Apple’s best potential customers, however, are systems managers at large corporations and government institutions—people the company has bypassed for years, since they tended to spurn its wares as underpowered or unfamiliar. The sales staff pitched the Macintosh to ordinary individuals in corporations, rather than to the professional systems types, touting the computer’s graphics or its usefulness in desktop publishing. That “Trojan horse” strategy for sneaking into IBM’s stronghold was enormously successful, but to keep growing, Apple must now do more. As Loren puts it, “We need to get the Mac into ‘mission critical’ applications.”

Loren has a better feel than most Apple executives for how to move Macs into the mainstream. People at Cigna say his quick grasp of complex business and strategic issues in the insurance industry helped give the company important competitive advantages. “What made him unique,” says Hank Lebed, a former Cigna president, “was his ability to relate technology to the overall goal of the business.” At Loren’s direction, Cigna put computer terminals in the offices of independent insurance agents, which encouraged the agents to write more Cigna policies and reduced paperwork and data entry chores for Cigna workers. Loren also hooked risk analysts at Ford Motor and other big companies to Cigna terminals that helped them calculate which risks should be self-insured and which handled by outside companies. The strategy created good will with customers and encouraged them to keep coming back to Cigna.

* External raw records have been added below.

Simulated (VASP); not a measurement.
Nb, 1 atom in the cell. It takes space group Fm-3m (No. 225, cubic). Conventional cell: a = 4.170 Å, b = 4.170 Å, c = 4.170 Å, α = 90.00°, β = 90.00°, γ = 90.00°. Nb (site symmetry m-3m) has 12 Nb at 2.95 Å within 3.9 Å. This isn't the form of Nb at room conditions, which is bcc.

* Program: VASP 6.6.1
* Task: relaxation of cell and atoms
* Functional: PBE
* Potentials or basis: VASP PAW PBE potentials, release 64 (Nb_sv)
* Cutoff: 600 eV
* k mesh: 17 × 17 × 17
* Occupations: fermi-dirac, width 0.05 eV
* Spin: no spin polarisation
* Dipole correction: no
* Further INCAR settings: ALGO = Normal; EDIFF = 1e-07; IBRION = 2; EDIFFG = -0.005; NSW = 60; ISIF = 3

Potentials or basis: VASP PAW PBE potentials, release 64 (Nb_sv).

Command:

The way Apple does business with big companies has already begun to change under Loren. Says Max Hopper, head of information systems at American Airlines: “He understands our needs because he used to be on the other side of the fence.” Hopper estimates that Apple spent $500,000 reworking Macintosh software so the Mac could function as a terminal for American’s huge Sabre ticket reservation system. Putting the Mac into all 15,000 travel agencies that use Sabre would be too expensive, says Hopper, “but we may offer it as an option to agents who want it.”

Loren seems off to a good start with some customers who count. But can Apple really sell $10 billion a year of right-brained empowerment? Some computer analysts wonder. Says John Dean, with Montgomery Securities in San Francisco: “I worry that Apple will fall victim to what I call the Volkswagen syndrome. Volkswagen was a daring company that shook up the auto industry by introducing something dramatically different. But then it got cautious—started making incremental improvements in little things like taillights and windshield-wiper blades—and faded into history.”

Despite all the recent fuss, Sculley seems to have developed a sober strategy. What won’t be known for a while is whether Apple’s success still hangs on its ability to create dramatic new products—and whether Sculley has tinkered too much with the soul of the machine that makes them.